Bakhresa Group kicks off sugar production

Efforts ripe, to make Tanzania sugar sufficiency by 2025

What you need to know:

  • The construction of the first phase, which includes premises for production machines, has cost the company some $110 million (about Sh253 billion).

Dar es Salaam. The local sugar production has received a boost after the Said Salim Bakhresa Group of Companies (SSBG) kicked off production at its Bagamoyo factory.

The $300 million (about Sh690 billion) Bagamoyo Sugar Ltd started production on Wednesday, the company said.

The construction of the first phase, which includes premises for production machines, has cost the company some $110 million (about Sh253 billion).

SSBG corporate affairs director Hussein Sufian said the project, which has three phases, started production with an installed capacity of between 30,000 tonnes and 40,000 tonnes per annum.

“Our factory is expandable; depending on the availability of sugarcane, it can go up to an annual production capacity of 100,000 tonnes upon completion of all the three phases,” Mr Sufian disclosed to The Citizen yesterday.

He said they were now harvesting 1,200 hectares of sugarcane that they had cultivated during the first phase.

In a bid to have more raw materials for feeding the plant, he added, the company was now cultivating another 800 hectares.

The first phase of the factory, according to Mr Sufian, will create about 800 direct jobs.

Investment, Industry and Trade deputy minister Exaud Kigahe told The Citizen that with new entrants in sugar production and expansion plans by existing players, the government will in the next three years close a deficit gap which currently stands at about 77,500 metric tonnes.

The country’s four factories of Kagera Sugar, Kilombero Sugar, Mtibwa Sugar Estates and TPC produce an estimated 342,000 tonnes of sugar annually against the domestic demand of about 420,000 tonnes. In what could be described as a boost to the sector, in January this year, another player, Lake Agro Investment, started the implementation of the $70 million (about Sh161 billion) sugar production project in Utete, Rufiji District in Coast Region.

The project is expected to produce 100,000 tonnes of sugar per annum and create 10,000 direct jobs.

“If you look at a wider picture, these initiatives make us see the light at the end of the tunnel,” asserted Mr Kigahe.

“We are confident we will realise our dream of making Tanzania sugar self-sufficient by 2025 and thus addressing constant sugar shortages in the market.”

This, he exuded his optimism, will make Tanzania competitive in the East African Community (EAC), Southern African Development Community (Sadc) and African Continental Free Trade Area (AfCFTA).

“For the sector to be competitive, I urge the industry’s players not to fall into the trap of price cartels,” recounted Mr Kigahe.

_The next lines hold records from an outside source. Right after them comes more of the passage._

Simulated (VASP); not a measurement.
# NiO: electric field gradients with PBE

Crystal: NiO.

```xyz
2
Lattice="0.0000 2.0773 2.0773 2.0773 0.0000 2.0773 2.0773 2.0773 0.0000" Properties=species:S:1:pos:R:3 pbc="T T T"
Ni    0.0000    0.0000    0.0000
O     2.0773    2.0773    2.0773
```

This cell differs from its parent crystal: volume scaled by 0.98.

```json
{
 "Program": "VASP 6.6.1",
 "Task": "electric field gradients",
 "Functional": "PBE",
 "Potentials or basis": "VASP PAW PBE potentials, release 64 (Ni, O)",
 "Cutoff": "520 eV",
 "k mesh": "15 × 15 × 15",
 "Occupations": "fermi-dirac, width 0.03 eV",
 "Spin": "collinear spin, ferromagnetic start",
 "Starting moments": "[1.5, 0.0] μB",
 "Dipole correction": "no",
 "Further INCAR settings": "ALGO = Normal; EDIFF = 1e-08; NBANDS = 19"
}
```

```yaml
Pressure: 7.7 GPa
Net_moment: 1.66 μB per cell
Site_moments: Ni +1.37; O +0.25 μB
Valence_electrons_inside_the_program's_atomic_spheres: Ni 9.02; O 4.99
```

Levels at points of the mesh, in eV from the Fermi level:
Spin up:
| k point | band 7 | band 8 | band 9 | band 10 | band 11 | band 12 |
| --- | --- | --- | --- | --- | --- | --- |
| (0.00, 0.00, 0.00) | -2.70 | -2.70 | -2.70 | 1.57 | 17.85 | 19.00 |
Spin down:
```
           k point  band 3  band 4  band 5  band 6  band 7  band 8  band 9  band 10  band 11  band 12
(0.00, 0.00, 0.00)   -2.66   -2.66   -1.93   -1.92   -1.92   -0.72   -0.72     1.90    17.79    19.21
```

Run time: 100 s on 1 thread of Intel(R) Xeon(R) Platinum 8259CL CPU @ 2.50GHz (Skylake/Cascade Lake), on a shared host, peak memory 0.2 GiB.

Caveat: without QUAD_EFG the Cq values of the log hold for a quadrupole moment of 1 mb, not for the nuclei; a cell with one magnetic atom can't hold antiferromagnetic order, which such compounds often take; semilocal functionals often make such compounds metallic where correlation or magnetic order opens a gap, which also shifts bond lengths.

Confederation of Tanzania Industries (CTI) trade policy specialist Frank Dafa said the new development by Bakhresa Group of Companies will bring efficiency through competition and prices.

“To the country, we will get welfare in terms of prices and variety of products,” stressed Mr Dafa.

He called on the company and other investors to increase investment to meet the supply gap in the country.